Mets Make a Deal: Francisco Rodriguez Comes to Flushing

Michael GasparinoCorrespondent IDecember 10, 2008

Like a zit on the forehead, the Mets' most glaring need this offseason was relief pitching, beginning with the closer. Francisco Rodriguez was the biggest fish out there, coming off a record 62-save season for the Angels of Anaheim, but talk of a five- or six-year deal made it seem that the Mets would have to settle for less.

The Mets, luckily, had the market working in their favor, and with the supply of closers exceeding the demand, K-Rod would find nothing close to the five-year, $75 million contract his agent had his sights set on.

So K-Rod "settled" for three years and $37 million from the Mets, who could have the second coming of Mariano Rivera locking down games for them while the original article continues to break down across town.

Despite the whispers of declining velocity and a downward trend in certain statistics, K-Rod was hands-down the top closer available and has been one of the top closers in the game the last several seasons—and he turns 27 in January.

Omar Minaya has now landed two elite pitchers in their prime in each of the last two seasons. Not bad for a guy who also signed Luis Castillo.

You can’t argue with the cost or the terms. The value of a good closer was hammered home last season, when the Mets blew a mind-boggling 29 saves. Had a couple of those been converted, they win the division and not the Phillies, who enjoyed a perfect season from Brad Lidge.

The Mets certainly aren't done. Another starter is needed, and there's still a chance that they can keep Oliver Perez. Anyone but Jon Garland, please. And if the rumors are true that the Cubs and Mets have discussed Aaron Heilman for Jason Marquis, you do that deal in a heartbeat, even if the Cubs aren't willing to eat as much of Marquis' contract as the Mets would like.

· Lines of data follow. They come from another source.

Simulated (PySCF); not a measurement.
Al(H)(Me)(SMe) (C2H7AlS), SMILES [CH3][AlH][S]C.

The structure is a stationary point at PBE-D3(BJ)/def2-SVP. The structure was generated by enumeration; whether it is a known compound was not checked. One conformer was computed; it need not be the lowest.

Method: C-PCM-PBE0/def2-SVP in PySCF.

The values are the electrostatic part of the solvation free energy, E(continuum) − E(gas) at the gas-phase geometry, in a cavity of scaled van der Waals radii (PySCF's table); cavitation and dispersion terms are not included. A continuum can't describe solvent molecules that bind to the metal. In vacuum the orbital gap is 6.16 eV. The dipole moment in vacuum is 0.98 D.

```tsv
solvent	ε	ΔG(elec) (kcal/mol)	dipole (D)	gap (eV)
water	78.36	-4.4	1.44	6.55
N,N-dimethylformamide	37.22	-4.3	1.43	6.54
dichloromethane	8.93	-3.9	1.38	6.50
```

Perhaps Step Three in the Mets' retooling is to land Orlando Hudson, who reportedly wants to come to New York. He'd be a terrific addition to the lineup and would allow the Mets to leave Dan Murphy in the outfield, where he could platoon with Fernando Tatis or another low-rent option.

Another reliever or two would also help, but getting K-Rod was the most important piece of the puzzle, and he should flourish at Citi Field. He obviously has amazing stuff, but he also has plenty of confidence and flair. Between Jose Reyes dancing in the dugout and K-Rod's exultations after closing a game, teams will hate the Mets more than ever.

Which is just fine. It will make winning that much sweeter.